The good news is while from a high level your services may well be undifferentiated, there are alternative differentiation strategies you probably haven’t thought of. You can read more here.
Stop thinking like a Big 4
Most founders and management of SME management consulting firms are ex-big 4. It’s no surprise that Big 4 mindsets carry across and permeate the whole mid-tier segment.
But when the Big 4 keep cutting the lunch of the mid-tiers, what can you do to fight back?
For a start, trying to beat them at their own game is a futile exercise.
They simply have the brand awareness, size, and budgets to outplay any would be competitor that wants to challenge them using the same marketing tactics or tries to out-brand them as the “safe” choice.
Yet, the Big 4 carry a significant disadvantage when it comes to marketing that small to mid-tier can exploit.
The larger the firm, the more “full service” they become and as a result, the more complicated and broader their marketing becomes as they try to appeal to a vast and difficult to define target audience. Their sacrosanct brand does all the heavy lifting for them which in turn significantly reduces their agility and flexibility.
Smaller firms can win the game by exploiting this weakness through niche marketing, being bolder and more nuanced in their messaging, more targeted in defining the ideal client and more specialised in their approach.
Play a different game, a game that you can win, that we’ll unpack below.
Your market position should be narrow. Much tighter than what you actually do or could do.
Every time you expand the breadth of what you take to market, you blunt its edge.
Messaging is compromised as it needs to resonate with different buyers. Depth of capability becomes shallow and surface level adding to the differentiation dilemma. On the surface, everyone is the same!
Choose wisely the things you actively take to market and those you leave in the background.
What you take to market doesn’t necessarily have to align with the biggest or the most profitable areas of your business. It’s not even necessarily the area that needs more work.
Take to market what gives you the strongest strategic advantage. Becoming MARKETABLE is understanding what that strategic advantage is.
As a business there will be many arrows that fit in your bow. Some of these will be highly marketable, some won’t. It’s not that they’re not needed, or in demand but forming a strong value proposition and compelling point of difference is just too difficult. That’s not to say you shouldn’t do those things, but maybe you don’t market them.

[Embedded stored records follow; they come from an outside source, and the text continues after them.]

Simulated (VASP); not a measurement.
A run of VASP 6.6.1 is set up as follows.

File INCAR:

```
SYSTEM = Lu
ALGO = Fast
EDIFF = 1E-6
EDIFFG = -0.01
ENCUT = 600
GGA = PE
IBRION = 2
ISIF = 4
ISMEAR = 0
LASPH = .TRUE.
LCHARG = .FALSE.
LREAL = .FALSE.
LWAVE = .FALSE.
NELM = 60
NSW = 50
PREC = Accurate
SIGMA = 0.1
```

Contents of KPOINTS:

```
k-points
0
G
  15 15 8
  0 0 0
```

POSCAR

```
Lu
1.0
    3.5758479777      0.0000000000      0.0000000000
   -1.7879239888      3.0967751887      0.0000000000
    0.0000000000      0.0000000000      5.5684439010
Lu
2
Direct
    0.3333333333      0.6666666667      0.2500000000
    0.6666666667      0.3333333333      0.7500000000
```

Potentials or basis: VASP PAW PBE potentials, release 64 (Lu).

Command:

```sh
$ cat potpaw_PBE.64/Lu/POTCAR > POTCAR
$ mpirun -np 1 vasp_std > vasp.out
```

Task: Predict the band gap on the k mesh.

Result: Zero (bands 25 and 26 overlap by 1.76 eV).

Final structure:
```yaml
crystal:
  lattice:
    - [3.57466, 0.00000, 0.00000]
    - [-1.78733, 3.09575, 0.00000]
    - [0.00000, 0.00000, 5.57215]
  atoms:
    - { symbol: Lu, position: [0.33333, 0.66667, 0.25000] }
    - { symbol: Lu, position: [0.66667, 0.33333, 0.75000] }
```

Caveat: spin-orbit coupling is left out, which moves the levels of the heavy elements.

We are not suggesting you change what you do (you can of course) but where you expend your marketing effort beyond the hygiene level.
A word of warning, this mindset shift can be a difficult bridge to cross and maybe not everyone will be able to cross it.
Fear of missing out and internal politics that fights over marketing bandwidth will cause you to include too much.
Market to the unaware, not the ready to buy
The ready to buy have their cheque books out and are ready to go, so there’s no surprise that almost all marketing is fixated on this segment of the market.
It may look appealing, but it’s a trap that puts you into the weakest possible marketable position. Being so late in the buying cycle means:
- The buyer is educated (at least in their mind). They already know what they want to buy and are now focussed on vendor selection. It’s a guaranteed ticket to the beauty parade along with a bunch of your competitors. You’ll focus on your hygiene marketing to try and stand out from the crowd while still aligning to what the customer thinks they want to buy.
- All your competitors are focussed on this stage of the buying cycle too. Your competitive edge is at its weakest here. Getting cut through is more difficult and costly.
- The power is completely with the buyer. Your ability to influence their decision is at its weakest, they can choose whoever they want.
- With so much choice, it’s also made it difficult for the buyer to buy. The sales cycle is more complex and endless meetings bog down the process of converting them to a client.
- You have to be a better sales person.
What’s the alternative?
Find a new pond to fish.
Focus on the “not ready to buy”.
In fact, go back as early as you can in the buying cycle to where the customer isn’t even aware they have a problem.
On the surface this approach doesn’t seem to make much sense, but this is where your marketing gets the most leverage. There are several reasons for this.
- Your competitors aren’t here, or there’ll be far fewer of them around. It’s cheaper with less noise making it more efficient to get the attention of your prospective new clients.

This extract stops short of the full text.